Interwoven with all this are much broader ideas about what faith is - "a wild flower able to put down roots in the crevices of the highest crag"; how to read the Bible - "more like a map than a manual"; and how the surrounding culture influences our assumptions - "once change begins, so do questions... we start to see life differently".

The end result is a book which isn't really just about whether women are equal with men. Instead it uses that question to examine why we believe what we believe, how that changes, and where the Bible fits into all of it.

What did you like about the book?

Well, I'm the sort of person who, faced with a question like, "What imagery do you find helpful when you think about God?" will say, "That's really interesting, let me think about that". Not everyone wants to consider those kinds of things, but I found Wilcock's style of searching questions useful.

I particularly liked one where she encouraged you to write the words Scripture, Reason, Experience, Tradition on four pieces of card, and arrange them to reflect the importance they have for you. I decided that mine was Scripture built on by Reason (scientific knowledge, current moral norms) and Tradition built on by Experience (my own, and knowledge of others' experiences). In that arrangement, it wasn't that Scripture and Tradition were less important, but that they formed a base which was modified by new ideas or encounters.

What did you find difficult?

Some of the questions were definitely difficult! Do I think the original state of humanity was sinful or blessed? How do I discern good from evil? What difference does my faith make to standing for gender equality? I felt like I was barely scratching the surface in my response to some of these questions. There is a lot of depth to explore.
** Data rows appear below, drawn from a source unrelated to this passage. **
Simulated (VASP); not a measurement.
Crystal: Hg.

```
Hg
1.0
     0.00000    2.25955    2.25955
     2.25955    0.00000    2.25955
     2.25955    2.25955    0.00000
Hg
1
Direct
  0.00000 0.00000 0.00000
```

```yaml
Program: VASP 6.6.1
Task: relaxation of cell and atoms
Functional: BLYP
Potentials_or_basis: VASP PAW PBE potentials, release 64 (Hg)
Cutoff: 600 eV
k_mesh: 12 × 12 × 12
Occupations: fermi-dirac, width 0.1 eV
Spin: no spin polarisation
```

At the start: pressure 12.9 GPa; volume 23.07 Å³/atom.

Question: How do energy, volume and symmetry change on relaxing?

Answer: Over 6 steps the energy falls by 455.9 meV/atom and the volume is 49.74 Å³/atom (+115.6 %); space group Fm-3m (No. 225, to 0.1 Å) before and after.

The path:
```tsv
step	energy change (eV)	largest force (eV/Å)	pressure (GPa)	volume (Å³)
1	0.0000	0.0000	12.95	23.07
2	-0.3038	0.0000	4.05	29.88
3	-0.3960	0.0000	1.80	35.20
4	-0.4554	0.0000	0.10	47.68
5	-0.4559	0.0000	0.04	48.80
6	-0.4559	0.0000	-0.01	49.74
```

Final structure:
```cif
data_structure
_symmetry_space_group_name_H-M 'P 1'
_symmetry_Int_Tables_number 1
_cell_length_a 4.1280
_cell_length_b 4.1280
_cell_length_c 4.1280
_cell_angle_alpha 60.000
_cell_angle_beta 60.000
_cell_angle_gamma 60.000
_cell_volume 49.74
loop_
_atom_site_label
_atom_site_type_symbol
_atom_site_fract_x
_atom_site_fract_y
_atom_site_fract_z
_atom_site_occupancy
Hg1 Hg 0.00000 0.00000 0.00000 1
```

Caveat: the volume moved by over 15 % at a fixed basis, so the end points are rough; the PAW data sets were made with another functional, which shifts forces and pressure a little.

Did you learn something new?

For me, Equality is Biblical wasn't so much about being exposed to new ideas, but about looking at the ideas I already hold. Often these are acquired more or less subconsciously. So I think there's definitely value in asking, "What do I think about this? Where did I get that from? Who do I trust when they talk about this issue?"
Wilcock sees the Bible as having a direction of movement which continues into our lives today, so she encourages her readers not only to think about where they are now, but also how they have got there, and what might be around the next corner. As she says, "the search still unfolds, and the Way continues - there is always more to learn".

Will you do something differently?

 I read this book alongside Invisible Women by Caroline Criado Perez, which is about the gender data gap. She describes how, in so many fields, men are assumed to be the default and women are "non-standard" which leads to things being designed around men. Sometimes this is just annoying, like phones which don't fit in women's hands, or shelves which are too high. Sometimes it's dangerous: using crash test dummies which are based on the average man means that cars aren't designed to protect women properly.

Leaving women out of the picture is clearly not just a Christian trait. But perhaps, if we believe that God regards women as equally important, it gives us an added incentive to change things. I'm not sure what I will do, yet, but I want to give a quick plug to Lucy Rycroft, who noticed that children's Bible story books were always about men: Noah, Daniel, David. So she wrote Abigail and Deborah and Jael to help redress the balance. Once you see the gaps, it becomes easier to fill them in.

What is one thing you will remember?

Priscilla. Do you know Priscilla? I was introduced to her years ago, and was delighted. She was a leader in the early church, along with her husband Aquila, but most of what we know about her comes in those snippets at the end of Paul's letters, where he says, "Give my greetings to such-and-such, and tell this to so-and-so". There's a theory that she wrote the Letter to the Hebrews, which I would love to be true, because it's one of my favourite books. Penelope Wilcock mentions Priscilla as one of the women who was recognised and esteemed by Paul.

So, for all the women who have made the church what it is, and often flown under the radar to do so; and for all the women who are trying to make sure that women are seen and valued; for you, I remember Priscilla.


Lucy said…
Thanks for the very kind plug Martha! :)
Loved reading your review too. This is a book I've come across, but not read, so your thoughts on it were helpful (and the gender data gap book sounds very interesting too - I'd recently heard the same about crash test dummies - incredible!!!).